Tender (he)arts

Sheppard Gallery’s Valentine Invitational can inspire even those who have the Valentines Day blues

“Great Basin Cupid on a Red Spot” by Larry Williamson.

“Great Basin Cupid on a Red Spot” by Larry Williamson.

Valentine’s Day is my least favorite holiday. While Christmas reminds you that your family is a long way from perfect, Valentine’s Day reminds you that a) you don’t have someone to get all gooey with, or b) the someone you normally get all gooey with is a long way from perfect, since it’s 4:45 p.m. on Feb. 14 and he hasn’t shown up at your workplace with a bouquet of roses that will make you the envy of all your co-workers. Or even a daisy.

But I try not to be cynical. (I did, after all, hook up with my last boyfriend at a singles-only Anti-Valentine’s Day party.) Any holiday is what we make of it, and if I can make something out of The Day of Love that involves loads of chocolate and red wine, then hey—I can’t sulk.
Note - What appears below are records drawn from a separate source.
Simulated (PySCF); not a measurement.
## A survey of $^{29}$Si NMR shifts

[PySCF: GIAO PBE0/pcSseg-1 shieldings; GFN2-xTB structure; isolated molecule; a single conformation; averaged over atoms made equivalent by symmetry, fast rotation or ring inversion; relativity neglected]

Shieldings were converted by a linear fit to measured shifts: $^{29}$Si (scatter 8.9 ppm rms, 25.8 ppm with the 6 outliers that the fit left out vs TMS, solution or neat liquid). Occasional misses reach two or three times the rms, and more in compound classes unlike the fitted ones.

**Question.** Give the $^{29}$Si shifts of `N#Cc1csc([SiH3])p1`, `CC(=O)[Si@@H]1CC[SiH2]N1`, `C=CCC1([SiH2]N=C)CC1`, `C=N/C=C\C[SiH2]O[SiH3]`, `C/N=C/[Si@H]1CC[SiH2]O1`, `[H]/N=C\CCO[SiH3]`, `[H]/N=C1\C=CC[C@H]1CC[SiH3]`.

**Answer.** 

Sheppard Fine Arts Gallery at the University of Nevada, Reno, is sweetening the deal for those of us who are in it for the candy and booze. They’re capping their sixth annual Valentine Invitational exhibit with a benefit auction and party, emceed by that UNR art guy everyone always talks about, Howard Rosenberg.

The show functions as a veritable who’s-who in the Reno arts scene. (If even only half of the artists show up to the auction, one can schmooze to one’s heart’s content.) There’s Peter Goin, Walter McNamara, Erik Lauritzen, Dean Burton, Joanna Frueh, Ed Sheppard, Ingrid Evans, Mary Lee Fulkerson and dozens of other artists. Their diverse works provide dozens of treatments of the love/sex motif: Trish Andrew’s “Delores Counts Her Valentines” features a diary in which past love interests have been chronicled and appraised. Other unusual pieces include a glass jar that holds an actual heart of some sort. Sculpted and painted hearts abound, some indicating a happy state of the heart and others, such as a stitched-up heart with a bullet at its center, suggesting an organ in a more troubled condition.

There are also a number of variations on the “merging bodies” theme, most notably a Peter Goin photogram titled “Intimate Figures,” which shows two joyous marionette figures doing something (I’m not sure what), and Franklin Miller’s “Joy and Pain,” which shows two figures doing something else.

One of the best things about the invitational is that, by and large, its works are far from schmaltzy. While there are plenty of lighthearted pieces, much of the art is introspective and even dark. So whether you’ve already bought slinky red undies to don on V-Day or you plan to sneak out of the country on the 14th and fly to some little island where they’ve never heard of St. Valentine, you can probably find art to fit your mood at Sheppard. And who knows—if you go to the auction, you might meet a cute boy or girl.